Saturday, May 30, 2009

El Mirador

On all the maps of El Centro is a notation for "El Mirador", but no other info. Finally I came across a's an observation point, an overlook, of the city! So early Wed morning I decided to see the sunrise on San Miguel.

The streets were very quiet and the lights were still burning on the courtyard wall of La Temple de la Concepcion.

A closer shot of the dome.

To begin I followed our usual route across El Centro to Parque Juarez.

This is Calle Correr behind La Parroquia. I've never seen it empty!

Calle Jesus is very narrow, with tiny sidewalks. When I'm carry Pai in the backpack, most people will step into the street to let me pass, a benefit of being an 'abuela'.

So, past the Parque I stayed to the left and headed up the hill. The maps don't show all the small streets, the only way was up, so I wasn't too worried at this point.

In this general area is El Charro, a series of springs where women still come to wash their clothes. I see the springs, but will try again another day.

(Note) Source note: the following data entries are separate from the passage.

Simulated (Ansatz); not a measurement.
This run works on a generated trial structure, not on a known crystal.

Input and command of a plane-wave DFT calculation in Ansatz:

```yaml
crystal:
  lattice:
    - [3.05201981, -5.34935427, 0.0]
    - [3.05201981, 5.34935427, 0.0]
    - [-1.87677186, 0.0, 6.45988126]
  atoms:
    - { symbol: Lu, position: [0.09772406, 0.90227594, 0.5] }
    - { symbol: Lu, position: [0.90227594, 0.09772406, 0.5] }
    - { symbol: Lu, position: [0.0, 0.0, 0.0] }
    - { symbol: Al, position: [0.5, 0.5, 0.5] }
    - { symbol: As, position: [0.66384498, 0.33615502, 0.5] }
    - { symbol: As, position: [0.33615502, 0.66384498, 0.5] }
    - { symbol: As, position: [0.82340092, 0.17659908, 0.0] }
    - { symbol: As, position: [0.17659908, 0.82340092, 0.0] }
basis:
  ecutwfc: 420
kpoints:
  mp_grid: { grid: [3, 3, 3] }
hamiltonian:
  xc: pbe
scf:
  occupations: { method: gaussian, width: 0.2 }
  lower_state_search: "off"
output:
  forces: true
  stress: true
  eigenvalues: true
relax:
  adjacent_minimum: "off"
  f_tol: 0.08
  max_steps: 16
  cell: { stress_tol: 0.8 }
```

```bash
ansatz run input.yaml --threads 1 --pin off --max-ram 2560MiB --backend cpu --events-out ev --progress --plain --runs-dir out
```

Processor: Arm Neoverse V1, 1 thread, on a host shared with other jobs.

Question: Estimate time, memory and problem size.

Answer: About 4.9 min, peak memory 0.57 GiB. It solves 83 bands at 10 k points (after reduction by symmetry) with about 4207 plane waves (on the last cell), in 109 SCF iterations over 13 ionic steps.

The sign says "Casa de la Cluture San Miguel de Allende". It looks to be in process of remodel.
But with very little parking and it's location in the middle of a very steep street, I wonder how many people will be visiting.

Casa de la Cluture's fountain. I'm really curious about this buidling, it's not in the guide books, hope I can learn more about it.

My many rest stops offered lots of opportunities for pics.

La Temple de Charro is at the end of Calle Chorro and the top of the little street I had just climbed. The retaining wall is really, really high, and the street is narrow, so looking up at the churh.
It was before the churh opened, but people were all ready coming by. This is the narrow courtyard in front.
And two of several rock archways.

OK, not on the map, but the next street in the right direction and heading up the hill in a residential neighborhood. Definately off the tourist route. A man was walking up the street banging on a piece of metal, sort of like a towncryer with one of those triangles used to call in the cowhands. It was some kind of signal to the locals, maybe a call to Mass. By this point, I was beginning to doubt I would ever see El Mirador!

Finally to the top! A wide walkway with telescopes and a gorgeous view of San Miguel. I love the sun on the yellow buildings!

On the westside of town is a reservior. It must be the water supply. I don't have enough Spanish to attempt to ask about it.

Calle Mirador is a main north/south street at the top of the city. It was very busy with cars, buses, trucks with their backs loaded with workers, and as always, people walking.

Between the downhill street were little alleys. Some even had names, so I'm guessing there are entrances to residences along the alley.

Here's one going up the hill, too many cars on street for a good shot.
Yay! Jugo for sale in a doorway. Fresh squeezed juice is everywhere.

My favorite corner....Cruz de la Pueblo! Aren't the colors wonderful?

A window with stairs.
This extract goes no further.